The company behind brands including Dove soap and Sure deodorant will ban excessive Photoshopping of models and remove the word “normal” from beauty product advertising, in its latest response to social and environmental concerns.

Unilever said it would eliminate “all digital alterations to body shape, size, proportion and skin colour” from its advertising. The Photoshop ban will cover Unilever adverts as well as influencers paid by the company to promote products.

The removal of the word “normal” from packaging will affect at least 200 products and will be completed within a year, addressing criticism that corporate conceptions of norms could be exclusive, particularly if conceived in the terms of a single racial or demographic group.

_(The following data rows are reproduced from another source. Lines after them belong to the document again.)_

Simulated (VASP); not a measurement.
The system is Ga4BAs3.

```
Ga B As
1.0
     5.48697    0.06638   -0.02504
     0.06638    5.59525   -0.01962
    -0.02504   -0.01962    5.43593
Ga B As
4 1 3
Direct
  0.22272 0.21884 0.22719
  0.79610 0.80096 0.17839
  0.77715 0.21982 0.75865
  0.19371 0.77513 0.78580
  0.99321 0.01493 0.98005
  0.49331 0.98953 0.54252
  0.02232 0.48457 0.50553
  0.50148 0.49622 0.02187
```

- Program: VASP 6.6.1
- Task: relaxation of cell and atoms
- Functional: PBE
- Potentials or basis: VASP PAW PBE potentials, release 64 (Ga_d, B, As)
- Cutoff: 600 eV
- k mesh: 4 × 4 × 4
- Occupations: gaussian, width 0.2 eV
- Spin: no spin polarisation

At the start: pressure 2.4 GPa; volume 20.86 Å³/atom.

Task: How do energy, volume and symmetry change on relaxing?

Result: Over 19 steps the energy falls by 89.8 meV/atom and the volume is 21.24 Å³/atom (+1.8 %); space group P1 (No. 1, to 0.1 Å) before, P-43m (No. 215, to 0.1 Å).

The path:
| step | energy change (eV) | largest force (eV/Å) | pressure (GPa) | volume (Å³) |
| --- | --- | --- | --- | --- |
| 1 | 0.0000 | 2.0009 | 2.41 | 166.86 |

The FTSE 100 consumer products company said it would also aim to use “more natural, biodegradable and regenerative ingredients across our product portfolio”.

The moves come as Unilever tries to position itself as an ethical brand across its vast product portfolio, which ranges from Sunsilk shampoo to Domestos bleach and Marmite spread. It has set a science-based target of producing net zero carbon emissions by 2039, and has outlined ambitions to reduce the amount of plastic used in its packaging.

Sunny Jain, Unilever’s president for beauty and personal care products, said consumers were increasingly rewarding brands that took action on environmental and social issues. He said the personal beauty campaign would make the company more successful.

The company also vowed to increase its activist marketing, “taking a stand on the issues we know consumers care about and communicating that to consumers”.

Unilever’s Ben & Jerry’s ice-cream brand has embraced social issues as part of its marketing. Last summer Ben & Jerry’s criticised the UK government’s policies on refugees crossing the Channel, drawing the ire of senior Conservative party politicians, and it has expressed support for Black Lives Matter protests. In January the company said it would launch the Crown Fund UK, an initiative aimed at stopping discrimination around black hairstyles.

Unilever’s beauty and care division is one of the world’s largest advertisers, spending between $4bn and $5bn annually. In January it pledged to tackle advertising stereotypes and to increase spending on companies run by women or under-represented groups from €300m to €2bn per year.

However, it has faced criticism for its role in perpetuating harmful conceptions of beauty. Last year it rebranded a skin-lightening cream sold in India from “Fair and Lovely” to “Glow and Lovely”, but it continues to sell it in spite of claims that its existence propagates discriminatory attitudes. “The product has never been and is not a skin bleaching cream,” Unilever claims on its website.

The move to outlaw unrealistic photo editing comes eight years after some of Unilever’s brands highlighted the issue. In 2013 Dove soap ran an advertising campaign that urged designers not to “manipulate our perceptions of real beauty”. It also created a spoof photo-editing tool that promised to “beautify” images but in fact reverted images to their unedited state.

In 2016 Unilever announced a shift in brands such as Lynx, a deodorant brand known as Axe in most markets outside the UK, away from adverts that relied on laddish stereotypes that were regularly criticised as misogynistic.

Jain said the company was “committed to tackling harmful norms and stereotypes and shaping a broader, far more inclusive definition of beauty”.

“We know that removing ‘normal’ from our products and packaging will not fix the problem alone, but it is an important step forward,” he said.